Then something came between them — a house on Summit Avenue.

"They started to part ways as they were battling for commissions," said Ryan Knoke, an architectural historian who heads the Clarence H. Johnston Society.

The house at 701 Summit was a particular sore spot. Designed by Johnston, it was built for William Elsinger, co-founder of the Golden Rule department store. Elsinger and his business partner and brother-in-law, Jacob Dittenhofer, had decided to build big new houses side by side, and Gilbert was vying for both projects.

"He thought he had secured both," Knoke said. "Then he went out of town." While Gilbert was away, Johnston won the Elsinger commission. "Gilbert was very competitive, and that put the nail in their relationship."

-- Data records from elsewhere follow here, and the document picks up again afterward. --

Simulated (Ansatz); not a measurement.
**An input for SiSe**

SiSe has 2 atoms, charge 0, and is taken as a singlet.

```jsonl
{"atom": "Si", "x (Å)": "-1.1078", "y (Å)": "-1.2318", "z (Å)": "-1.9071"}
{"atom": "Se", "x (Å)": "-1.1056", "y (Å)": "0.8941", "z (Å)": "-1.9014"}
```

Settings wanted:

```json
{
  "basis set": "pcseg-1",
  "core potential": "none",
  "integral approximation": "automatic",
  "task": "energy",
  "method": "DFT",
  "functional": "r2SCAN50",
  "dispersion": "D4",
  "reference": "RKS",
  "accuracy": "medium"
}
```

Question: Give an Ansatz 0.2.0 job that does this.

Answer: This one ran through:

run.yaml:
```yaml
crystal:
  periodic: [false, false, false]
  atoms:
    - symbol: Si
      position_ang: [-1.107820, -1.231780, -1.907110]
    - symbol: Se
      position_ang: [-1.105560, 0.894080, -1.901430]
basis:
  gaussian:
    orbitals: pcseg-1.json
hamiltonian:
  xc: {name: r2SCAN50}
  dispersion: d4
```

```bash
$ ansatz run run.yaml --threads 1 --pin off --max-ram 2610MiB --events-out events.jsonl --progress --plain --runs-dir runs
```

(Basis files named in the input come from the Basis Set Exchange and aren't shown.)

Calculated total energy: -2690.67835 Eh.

The two houses were completed the same year, 1898. Both were built of Mankato-Kasota stone, but their architectural styles were in stark contrast. Gilbert's design for Dittenhofer was formal and symmetrical, while Johnston's design for Elsinger was "flowy and romantic," said Knoke, with a corner tower and off-center bay window.

"If you look at both houses together, it tells you a lot about their personalities. Gilbert was stoic and serious. ... Johnston was loving and approachable."

The Johnston home also had an unusual feature — a double-sided fireplace with one hearth facing the foyer and the other on the stair landing with built-in bench. "It's something I've never seen in a Johnston house," said Knoke. "It's really spectacular."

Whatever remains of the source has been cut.